2.1.2 Improper use of "//" following "<scheme>:"

   Contrary to some examples set in past years, the use of double
   slashes as the first component of the <scheme-specific-part> of a
   URL is not simply an artistic indicator that what follows is a URL:
   Double slashes are used ONLY when the syntax of the URL's
   <scheme-specific-part> contains a hierarchical structure as
   described in RFC 2396.  In URLs from such schemes, the use of double
   slashes indicates that what follows is the top hierarchical element
   for a naming authority.  (See section 3 of RFC 2396 for more
   details.)  URL schemes which do not contain a conformant
   hierarchical structure in their <scheme-specific-part> should not
   use double slashes following the "<scheme>:" string.
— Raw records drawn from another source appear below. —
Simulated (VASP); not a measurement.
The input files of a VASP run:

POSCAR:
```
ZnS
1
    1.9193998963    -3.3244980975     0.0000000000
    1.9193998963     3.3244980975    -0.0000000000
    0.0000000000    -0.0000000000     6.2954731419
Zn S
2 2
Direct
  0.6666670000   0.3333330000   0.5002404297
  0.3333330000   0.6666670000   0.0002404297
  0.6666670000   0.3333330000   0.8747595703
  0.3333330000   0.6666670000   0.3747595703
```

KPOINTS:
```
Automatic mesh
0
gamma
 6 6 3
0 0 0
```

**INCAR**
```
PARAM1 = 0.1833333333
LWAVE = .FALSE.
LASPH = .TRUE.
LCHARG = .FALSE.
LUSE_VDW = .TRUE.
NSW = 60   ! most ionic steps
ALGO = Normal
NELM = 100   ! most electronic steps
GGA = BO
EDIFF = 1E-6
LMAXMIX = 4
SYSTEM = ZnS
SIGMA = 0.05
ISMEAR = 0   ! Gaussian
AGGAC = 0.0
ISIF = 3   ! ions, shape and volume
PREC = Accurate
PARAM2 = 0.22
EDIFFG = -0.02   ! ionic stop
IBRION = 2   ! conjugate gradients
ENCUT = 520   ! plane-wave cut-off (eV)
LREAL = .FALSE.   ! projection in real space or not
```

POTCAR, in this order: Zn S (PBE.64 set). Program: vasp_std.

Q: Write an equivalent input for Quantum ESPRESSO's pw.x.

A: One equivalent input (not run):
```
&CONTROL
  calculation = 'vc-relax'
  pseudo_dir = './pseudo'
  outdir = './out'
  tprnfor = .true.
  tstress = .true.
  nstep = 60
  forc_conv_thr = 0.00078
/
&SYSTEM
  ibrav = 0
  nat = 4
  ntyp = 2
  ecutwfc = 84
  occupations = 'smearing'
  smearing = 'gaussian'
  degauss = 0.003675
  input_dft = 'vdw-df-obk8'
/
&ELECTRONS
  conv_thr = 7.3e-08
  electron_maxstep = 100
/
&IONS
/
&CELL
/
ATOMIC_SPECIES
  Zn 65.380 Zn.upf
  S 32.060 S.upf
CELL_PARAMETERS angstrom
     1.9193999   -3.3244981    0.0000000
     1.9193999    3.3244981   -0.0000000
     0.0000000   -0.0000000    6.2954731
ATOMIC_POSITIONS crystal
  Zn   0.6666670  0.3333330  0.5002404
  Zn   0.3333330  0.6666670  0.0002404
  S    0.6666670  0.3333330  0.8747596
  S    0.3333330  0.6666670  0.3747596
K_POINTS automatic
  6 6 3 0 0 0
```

2.1.3 Compatibility with relative URLs

   URL schemes should use the generic URL syntax if they are intended
   to be used with relative URLs.  A description of the allowed
   relative forms should be included in the scheme's definition.
   Many applications use relative URLs extensively.  Specifically,

   o Can the scheme be parsed according to RFC 2396 - that is, if the
     tokens "//", "/", ";", "?" and "#" are used, do they have the
     meaning given in RFC 2396?

   o Does the scheme make sense to use it in relative URLs like those
     RFC 2396 specifies?

   o If the scheme syntax is designed to be broken into pieces, does
     the documentation for the scheme's syntax specify what those
     pieces are, why it should be broken in this way, and why the
     breaks aren't where RFC 2396 says that they usually should be?
     
   o If the scheme has a hierarchy, does it go left-to-right and with
     slash separators like RFC 2396?  If not, why not?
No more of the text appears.